We've discussed business observability in a previous article and looked at why modern software teams must take a very different approach to monitoring.
Today, teams need to monitor their applications and infrastructure through observability - a different approach to what was done just a few years ago with traditional monitoring.
When you gain observability of your system, you are gathering actionable data that provides the "why?" of an issue, not just the "when" or the "what."
Knowing why an error happened is vital to resolving it quickly, and appropriately preventing future occurrences from taking place.
But how do you leverage observability, compared to simply using monitoring data? There are three core components that are needed to leverage observability with your IT system.
Open instrumentation is about collecting open source or vendor-specific telemetry data from a wide range of sources.
These sources are any entity that emits data.
Whether it be apps and services, cloud, mobile apps or containers, the collection of this data delivers visibility across the entire surface area of apps and infrastructure.
Previously, software teams used agents to collect telemetry data.
These agents would package up data in proprietary ways and send it for aggregation.
While this is still the case, there are many more sources of telemetry data in existence today.
Many systems have metrics, logs, and traces that they emit in common formats.
To gain full observability, data is needed from both open and proprietary sources to combine in one place.
Although most open source tools come with a discrete data store to make data available for analysis, this requires teams to understand multiple tools and negates the utility of observability.
Instead, engineers must look to a unified datastore with full interoperability of all data, regardless of the source.
This datastore will provide critical context by automatically creating entities and establishing connections between them.
It's not enough to simply collect telemetry data from every source.
It needs to be analysed and correlated with metadata so that the entities producing it can be identified and connected - and the relationships between them understood.
Such connections provide data with context and meaning and can lead to curated views that reveal the most important information.
This also helps with the challenge of bridging the skills gap in a complex digital enterprise, making data accessible even to those who aren't familiar with a particular technology or code.
Everyone in an organisation will be able to visualise the entire environment.
Then, by using machine learning and predictive analytics, the observability data can be made meaningful and actionable.
Essentially, it's about finding the signal within the noise, in order to take the right action.
The third aspect is connecting all the observability data to business outcomes.
To do this, you need to set success metrics and identify the KPIs that contribute to them.
While metrics such as page load, error and latency are helpful for understanding app performance, they don't show the actual impact on customer experience.
So how can this be done in order to enable teams to make data-driven decisions?
Traditionally, the answer has been visualising KPIs in dashboards, which can be powerful tools for showing real-time data quickly.
But to fully connect observability with business outcomes, teams must go beyond dashboards; building applications to deliver a curated, interactive experience, with in-built workflows and external data sets combined in real-time.
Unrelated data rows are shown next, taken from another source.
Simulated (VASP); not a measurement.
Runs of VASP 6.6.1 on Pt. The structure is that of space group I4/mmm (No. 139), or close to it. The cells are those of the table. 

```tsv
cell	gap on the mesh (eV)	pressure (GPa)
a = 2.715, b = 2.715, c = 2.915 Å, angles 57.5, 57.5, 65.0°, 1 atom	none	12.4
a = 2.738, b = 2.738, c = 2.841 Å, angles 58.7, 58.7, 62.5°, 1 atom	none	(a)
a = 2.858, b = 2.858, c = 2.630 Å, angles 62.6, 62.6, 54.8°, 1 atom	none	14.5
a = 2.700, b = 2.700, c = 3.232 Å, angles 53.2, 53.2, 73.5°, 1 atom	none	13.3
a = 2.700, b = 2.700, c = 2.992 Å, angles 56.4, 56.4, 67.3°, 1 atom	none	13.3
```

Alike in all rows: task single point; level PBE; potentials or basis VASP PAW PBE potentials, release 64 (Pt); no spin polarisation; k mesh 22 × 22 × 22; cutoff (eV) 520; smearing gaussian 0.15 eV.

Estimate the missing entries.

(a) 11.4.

When tailored apps can be built on an observability platform, it provides a more powerful set of options, creating a strong understanding with rich context.
Relationships between technology, business, and customers are built, and a shared understanding is created through interactive visualisations.
Data-driven decisions can be made that impact specific KPIs, and investments in software can be prioritised and their effectiveness measured.
An observability platform that is open, connected, and programmable creates faster innovation, speedier deployments, less toil, reduced costs, and a better understanding of how to prioritise time and attention.
All of this leads to a much deeper understanding of data, systems and customers, which creates business growth.
By knowing how technology performs and the way that customers are engaging with it, modern software teams can turn their focus to business outcomes.